Today, as capital floods into the artificial intelligence sector and AI-related stocks trade at astronomical valuations, Buffett’s quarter-century-old warning is ringing out again. An executive can disguise systemic structural weakness when cash is cheap and market enthusiasm is high. But when capital tightens or growth targets miss, reality sets in.
The Illusion of a Rising Tide
During a speculative market boom, a rising tide lifts all boats—even the leaky ones. In a roaring bull market, sophisticated investors and reckless speculators look identical because everyone is making money on paper.
In 2001, Buffett pointed out that when the economic environment is pristine, companies can take on excessive risks, burn through cash, and mask poor business models behind industry buzzwords. In 2001, that word was “Internet.” In 2026, that word is “AI.”
The fundamental trap isn’t that people are ignorant of the risks; it’s that they believe they can anticipate the turn and escape before the tide recedes.
Knowing Risk vs. Managing Risk
The core of Buffett’s masterclass wasn’t just identifying that a bubble existed, but highlighting the gap between intellectually recognizing a risk and actually altering your behavior because of it.

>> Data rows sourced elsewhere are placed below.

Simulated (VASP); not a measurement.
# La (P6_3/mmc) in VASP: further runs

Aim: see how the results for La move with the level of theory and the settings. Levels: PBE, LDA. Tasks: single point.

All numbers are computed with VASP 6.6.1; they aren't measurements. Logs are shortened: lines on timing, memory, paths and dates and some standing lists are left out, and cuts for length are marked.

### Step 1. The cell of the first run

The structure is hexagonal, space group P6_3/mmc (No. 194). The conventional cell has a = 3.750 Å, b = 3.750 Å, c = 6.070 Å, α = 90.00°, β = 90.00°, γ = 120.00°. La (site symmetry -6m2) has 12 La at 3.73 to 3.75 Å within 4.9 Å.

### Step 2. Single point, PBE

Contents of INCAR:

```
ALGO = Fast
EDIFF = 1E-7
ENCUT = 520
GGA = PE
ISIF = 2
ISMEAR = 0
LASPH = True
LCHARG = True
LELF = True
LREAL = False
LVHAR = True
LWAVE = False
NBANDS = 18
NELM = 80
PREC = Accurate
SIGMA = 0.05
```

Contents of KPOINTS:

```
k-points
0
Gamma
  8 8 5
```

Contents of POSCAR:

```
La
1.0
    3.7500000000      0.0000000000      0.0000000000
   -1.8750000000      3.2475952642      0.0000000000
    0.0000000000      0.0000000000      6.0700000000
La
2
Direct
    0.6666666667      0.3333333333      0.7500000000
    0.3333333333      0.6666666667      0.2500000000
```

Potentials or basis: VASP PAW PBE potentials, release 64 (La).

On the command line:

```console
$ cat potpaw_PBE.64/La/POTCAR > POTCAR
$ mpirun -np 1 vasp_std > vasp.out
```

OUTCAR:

Many fund managers in 2000 openly admitted that internet startups were vastly overvalued, yet they continued to buy them because they feared underperforming their peers in the short term. Buffett accepted years of criticism for underperforming the market during the late ’90s because he refused to invest in businesses he didn’t understand or whose cash flows he couldn’t project.
When the tide inevitably went out, Berkshire Hathaway sat on massive cushions of cash, ready to buy up distressed, high-quality assets at a deep discount, while the “naked swimmers” went bankrupt.
How to Spot the “Naked Swimmers” in the AI Era
If you are looking at the current AI landscape through Buffett’s value-investing lens, you can separate structural powerhouses from speculative bubbles by asking three questions:
1. Where is the Economic Moat?
A company that simply builds a wrapper around someone else’s proprietary foundation model has no structural barrier to entry. If a competitor can copy your entire business model over a weekend, you don’t possess an economic moat.
2. Is the Capital Expenditure Translating to Revenue?
Building AI infrastructure demands billions of dollars in data centers, energy infrastructure, and silicon chips. If a company is spending massive amounts of capital expenditure (CapEx) but cannot show an accelerating stream of free cash flow from paying enterprise clients, it is highly vulnerable when the market cools.
3. What is the Margin of Safety?
The margin of safety is the difference between a company’s intrinsic value and its market price. If you buy an AI stock trading at an astronomical Price-to-Sales multiple based purely on perfection 10 years down the line, your margin of safety is non-existent. Even a great company can be a terrible investment if you pay the wrong price.